Fifty Shades Stimulus Package!

24 May
Thank you, thank you, thank you EL James for bringing Christian Grey into our lives….
I can’t speak for the rest of the nation, but in this sleepy southern town, filled with mini vans and soccer moms, “Fifty Shades” has enabled even some of our most conservative set to think (and act) outside of the proverbial sexual box.
Fortunately, none of OUR libraries have yet to ban the book. In my mind, that’s bordering on heresy. And of course, banning the books is all it takes to wipe away any and all lustful and lascivious thoughts, right? (It is interesting though as a side note, a librarian in one community that objected to the book so profusely, does still have the book, as reported, on her office desk with all the scandalous parts marked. How convenient for her. She gets paid to read this book!  I imagine she will continue to publicly object to this book for a good long while if she’s able to keep it close at hand with the “objectionable” parts marked for easy access. Has anyone checked her desk drawer? Bet her supply of batteries is not lacking. And yes, I would imagine she’s experiencing heightened levels of “satisfaction” from her job this spring….)

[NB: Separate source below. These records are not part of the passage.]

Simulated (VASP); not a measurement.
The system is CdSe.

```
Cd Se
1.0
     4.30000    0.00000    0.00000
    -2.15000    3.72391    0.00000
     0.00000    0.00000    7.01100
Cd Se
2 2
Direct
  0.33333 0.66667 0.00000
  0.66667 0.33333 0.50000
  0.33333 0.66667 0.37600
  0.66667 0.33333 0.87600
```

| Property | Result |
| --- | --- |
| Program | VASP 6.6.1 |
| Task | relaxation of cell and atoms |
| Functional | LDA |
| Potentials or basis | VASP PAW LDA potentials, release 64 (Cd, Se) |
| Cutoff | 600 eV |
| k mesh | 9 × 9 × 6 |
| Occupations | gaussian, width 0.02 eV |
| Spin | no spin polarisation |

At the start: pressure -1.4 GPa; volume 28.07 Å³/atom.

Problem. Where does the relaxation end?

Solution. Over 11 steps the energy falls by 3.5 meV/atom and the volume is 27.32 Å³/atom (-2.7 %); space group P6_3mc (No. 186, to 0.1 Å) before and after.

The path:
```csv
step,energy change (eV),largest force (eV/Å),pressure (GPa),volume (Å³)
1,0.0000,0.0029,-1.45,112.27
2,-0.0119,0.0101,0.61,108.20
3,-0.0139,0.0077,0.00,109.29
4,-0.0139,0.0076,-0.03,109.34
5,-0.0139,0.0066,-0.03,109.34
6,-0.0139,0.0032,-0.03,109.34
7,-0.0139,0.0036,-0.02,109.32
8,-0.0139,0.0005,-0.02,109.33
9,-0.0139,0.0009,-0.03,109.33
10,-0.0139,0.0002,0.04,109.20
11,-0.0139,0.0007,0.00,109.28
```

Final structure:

Why should any good- willed, law-abiding, tax-paying citizen have to endure such depravation and be prohibited the pleasure of reading about those long fingers, those stealthy hips with their perfectly hung pants, that beautiful thick copper hair and those stinging, piercing grey eyes?
Just think what this type of sexual censorship could lead to. The next thing you know, those same folks will be knocking on our doors trying to confiscate our Rabbits for crying out loud and then where will we be????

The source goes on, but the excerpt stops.